Friday, November 17, 2006

About style


I have been thinking recently about styles of theatre and performance. Especially producing the Feast of New Theatre, I have been watching 6 groups go through rehearsal processes (with the goal of developing the playwright's script) and presentations and the work they have been doing to craft believable and interesting stories and characters.

I have been thinking about the term "theatre installation" and what it suggests - the way in visual arts you go to a gallery and see a body of work usually by one artist or one group working together, yet the pieces of art there don't concern the same characters moving through a linear narrative. Often the works are linked by a broad theme, question or message and aren't meant to be viewed in any particular order or to influence one another very strongly.

This is what I would like to be possible in the theatre as well - a performance that brings many things to light and asks many related questions but not always by showing what happens to one group of people over a certain period of time.

This is obvious to many practitioners of theatre internationally, but in the Christchurch theatre community I really feel a strong predeliction for narrative structure as the only way to express whatever is to be expressed.

Above, Jonathan Rhys-Meyers in Velvet Goldmine, an inspiration for a costume I hope to make for the show...

Saturday, November 04, 2006

Flight Patterns


Today I am thinking up a title, so I can make an ad for the Feast of New Theatre programme. Over the past week and a half, we have co written a poem for use in the play (I have decided to refer to it as a "theatre installation" in publicity materials), and the idea of "flight patterns" came up.

I have been wondering how much the show that is evolving from our time together is really about love, or whether some other ideas are coming through more strongly.

"Flight patterns" seems to capture something about the way we skirt around love, how we look for it, ask for it, try to understand it. I also like the idea of flight, of fleeing, in situations where we are hurt or feel old hurts coming to the surface, or are simply afraid of showing ourselves to another person, or of commitment.

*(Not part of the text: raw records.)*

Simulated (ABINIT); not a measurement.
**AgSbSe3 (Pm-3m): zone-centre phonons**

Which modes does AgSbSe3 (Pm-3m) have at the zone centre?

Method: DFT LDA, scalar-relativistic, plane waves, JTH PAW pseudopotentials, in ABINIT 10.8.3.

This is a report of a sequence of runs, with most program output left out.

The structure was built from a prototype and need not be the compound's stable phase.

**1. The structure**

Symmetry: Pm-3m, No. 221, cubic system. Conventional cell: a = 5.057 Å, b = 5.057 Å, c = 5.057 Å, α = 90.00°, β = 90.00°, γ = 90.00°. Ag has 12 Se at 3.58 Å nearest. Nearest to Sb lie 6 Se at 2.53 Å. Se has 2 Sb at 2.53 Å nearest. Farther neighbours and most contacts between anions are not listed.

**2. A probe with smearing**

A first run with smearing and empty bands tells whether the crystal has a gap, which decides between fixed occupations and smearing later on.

The piece seems to be more about desire, which is interesting when I think about Tweedie's byline to "In the Name of Love" - "a study of human desire" or something. I think all along what has been interesting to me is not so much what love is like, what love is, but rather what we mistake for love, the things we get wrapped up in, the romance, the passion, the idea and expectation of love that can be so different from the reality.

Julieanne: suddenly your launch/birthday present becomes so relevant!